Hopes are high because of QB Trace McSorley
STATE COLLEGE – In Trace they trust.
Hopes are very high for Penn State this season, primarily because of Trace McSorley.
The Nittany Lions are ranked in the top 10 in the preseason, primarily because of Trace McSorley.
There are College Football Playoff hopes, primarily because … well, you get the picture.
Pretty much anyone who follows the PSU program closely knows there are serious concerns about the defense. The linebacker situation remains a mystery and could present big problems, and the defensive line has been hit hard by graduations and retirements due to injuries.
The Lions are going to give up a lot of points. Bank on it.
But there also is great faith that the offense will put up huge point totals once again, and that Penn State can beat anybody on the schedule in a shootout. Even without leaping, fancy-footwork running back Saquon Barkley, and without catch-everything tight end Mike Gesicki, and without reliable and excellent route-running receiver DaeSean Hamilton, and without brilliant, program-changing offensive coordinator Joe Moorhead.

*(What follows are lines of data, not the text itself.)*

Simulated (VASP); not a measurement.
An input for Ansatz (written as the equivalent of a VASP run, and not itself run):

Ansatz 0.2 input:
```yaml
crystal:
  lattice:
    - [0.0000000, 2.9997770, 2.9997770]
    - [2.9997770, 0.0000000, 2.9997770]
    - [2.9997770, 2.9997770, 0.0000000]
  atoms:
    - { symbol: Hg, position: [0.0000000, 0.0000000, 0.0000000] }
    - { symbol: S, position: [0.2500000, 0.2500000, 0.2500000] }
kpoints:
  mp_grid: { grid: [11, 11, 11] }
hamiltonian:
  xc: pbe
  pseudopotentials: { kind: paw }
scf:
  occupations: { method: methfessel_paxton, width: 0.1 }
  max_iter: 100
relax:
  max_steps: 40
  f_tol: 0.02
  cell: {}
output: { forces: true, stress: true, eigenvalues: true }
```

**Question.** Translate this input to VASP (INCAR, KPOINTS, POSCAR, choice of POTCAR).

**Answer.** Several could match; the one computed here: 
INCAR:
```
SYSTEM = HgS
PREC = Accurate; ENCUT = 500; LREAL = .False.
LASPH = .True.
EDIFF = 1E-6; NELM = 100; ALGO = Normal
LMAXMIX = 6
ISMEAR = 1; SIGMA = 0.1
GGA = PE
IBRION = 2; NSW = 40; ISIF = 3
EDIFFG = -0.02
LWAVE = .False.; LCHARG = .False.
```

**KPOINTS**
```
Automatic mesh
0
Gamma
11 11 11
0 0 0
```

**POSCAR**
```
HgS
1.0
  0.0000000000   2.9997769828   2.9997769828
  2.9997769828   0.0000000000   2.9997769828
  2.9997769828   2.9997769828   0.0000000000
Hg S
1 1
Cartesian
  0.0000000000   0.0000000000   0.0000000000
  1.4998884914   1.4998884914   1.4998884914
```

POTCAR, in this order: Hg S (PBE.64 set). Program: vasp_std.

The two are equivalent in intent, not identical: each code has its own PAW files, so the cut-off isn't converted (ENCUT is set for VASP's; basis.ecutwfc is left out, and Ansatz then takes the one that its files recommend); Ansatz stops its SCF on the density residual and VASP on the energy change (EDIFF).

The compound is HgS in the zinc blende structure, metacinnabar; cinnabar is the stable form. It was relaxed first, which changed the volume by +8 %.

Have no fear, Trace is still here.
The senior quarterback’s skill set, his intelligence, his leadership and his will to win, while playing in an offense perfectly suited for him, are essentially the reasons all hopes for the season exist.
Yes, there are plenty of other outstanding players on the team — a result of excellent recruiting — and a hugely favorable home schedule is another major reason for optimism.
But make no mistake about it: McSorley’s performance could make or break this season for Penn State as much as any single player on any team in college football.
He already has set numerous Penn State single-game and career records, and by the end of this season, he will own just about every school passing mark.
Which makes this a good time to remind everyone that McSorley was recruited as a quarterback by no Division I coach except James Franklin, that he’s a mere 6-feet tall and barely 200 pounds, and that he’s been doubted by so many people over the years that no one would blame him if the chip on his shoulder is the size of Mount Everest.
“Trace had the characteristics that I think are most important,” Franklin said when asked if McSorley’s success has changed how he looks at quarterback prospects. “He’s smart. He’s tough. He’s a winner. Has been that way at every single level. He’s got a lot of the desirable skills and traits that everybody’s looking for.
“The thing is, he doesn’t walk through the door and pass that eyeball test, but I think the positive thing is that eyeball test is changing. I mean, you look at last year’s Heisman Trophy winner (Baker Mayfield). You look at (him being) the first pick in the draft. You look at Drew Brees. You look at Russell Wilson. In the old days, you never saw those guys in the NFL.”
The comparisons between Mayfield and McSorley are natural, even if they’re not fully accurate. Mayfield is 6-1 and had to walk on to be a college quarterback, then became a star and won the Heisman last year at Oklahoma.
McSorley is a leading Heisman candidate entering this season, so everyone is looking to see if another smaller, once under-the-radar quarterback can make it two in a row.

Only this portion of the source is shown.